It seemed a logical suggestion for the month of February, a time for romance and passion, so I began perusing my shelves of memoir, querying friends and browsing library and bookstore stacks. Finally I took to surfing the internet in what was proving a fruitless quest to locate a handful of memoirs that trace the story of romantic love.

I was slow to accept the reality of what I instinctively knew: Memoirists are not a crowd who write personal narratives of blissfully joyous times, of hearts and flowers and romantic love.

Why?

Because memoirists find their material in challenging times.

Why?

Because that's where the conflict is, and popular stories are about conflict -- overcoming the odds, coming to terms, figuring out what to do in the face of this, that, or the other thing.

Conflict is the very essence of story.

Even if the conflict a memoir explores is just a frame of mind that needs to be changed -- about childhood dreams, a heated youth, a tangled marriage -- our root material is how we as characters in our own stories finesse the surprises of life.

A lone narrative about romantic love, which can be one jet-fueled blast of hormones and adrenaline, is rarely textured enough material for the memoirist. (And as surely as I write this, many among you will be able to counter with examples of memoirs of romantic love. Please post your suggestions.)
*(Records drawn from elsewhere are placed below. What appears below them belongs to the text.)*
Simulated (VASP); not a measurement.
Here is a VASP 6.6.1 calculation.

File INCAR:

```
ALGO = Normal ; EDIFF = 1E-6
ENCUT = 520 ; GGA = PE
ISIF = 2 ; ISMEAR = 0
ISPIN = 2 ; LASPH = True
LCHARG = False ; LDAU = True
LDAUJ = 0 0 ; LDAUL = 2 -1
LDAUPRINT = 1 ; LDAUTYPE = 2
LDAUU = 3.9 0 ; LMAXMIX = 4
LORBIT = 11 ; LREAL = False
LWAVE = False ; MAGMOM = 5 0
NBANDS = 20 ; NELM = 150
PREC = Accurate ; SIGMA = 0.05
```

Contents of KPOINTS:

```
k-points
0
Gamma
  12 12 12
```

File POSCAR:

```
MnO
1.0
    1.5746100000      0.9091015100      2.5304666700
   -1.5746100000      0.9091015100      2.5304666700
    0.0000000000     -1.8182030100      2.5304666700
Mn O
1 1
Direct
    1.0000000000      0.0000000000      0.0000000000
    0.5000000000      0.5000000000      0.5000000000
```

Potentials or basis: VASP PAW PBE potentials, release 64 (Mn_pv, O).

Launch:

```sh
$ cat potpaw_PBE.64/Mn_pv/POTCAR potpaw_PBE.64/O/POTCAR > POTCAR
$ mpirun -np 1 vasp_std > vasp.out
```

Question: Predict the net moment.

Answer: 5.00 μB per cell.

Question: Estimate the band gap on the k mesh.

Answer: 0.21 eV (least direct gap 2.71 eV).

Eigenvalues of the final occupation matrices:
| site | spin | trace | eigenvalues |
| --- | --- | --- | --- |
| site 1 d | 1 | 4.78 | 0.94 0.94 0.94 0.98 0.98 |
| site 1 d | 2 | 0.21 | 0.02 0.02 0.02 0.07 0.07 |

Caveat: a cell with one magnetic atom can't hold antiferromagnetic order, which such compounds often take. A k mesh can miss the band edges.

I can report on one recently-released memoir that funnels us down the chute from single life through romance to marriage, Ree Drummond's The Pioneer Woman: Black Heels to Tractor Wheels -- A Love Story published at the beginning of the month by William Morrow.

Ree's blog had readers returning for months to read serial installments of her tale of romantic love. Threaded through that blog story, of course, was conflict: between Ree's love for city and her love for the man, who lives in the country -- way out in the country!

But still, despite Ree's new book, memoirists most often turn to other loves for their material: family, home, food, pets, work, travels.

I list here a few love memoirs -- old and new -- that have captured the more nuanced shades of the people, places and things we humans love: The Year of Magical Thinking by Joan Didion; A Heartbreaking Work of Staggering Genius by Dave Eggers; Marley & Me: Life and Love With the World's Worst Dog by John Grogran; Geography of the Heart by Fenton Johnson; Speak, Memory by Vladimir Nabokov; Comfort me with Apples: More Adventures at the Table by Ruth Reichl; Making Toast: A Family Story by Roger Rosenblatt; The Glass Castle: A Memoir by Jeannette Walls; Refuge: An Unnatural History of Family and Place by Terry Tempest Williams.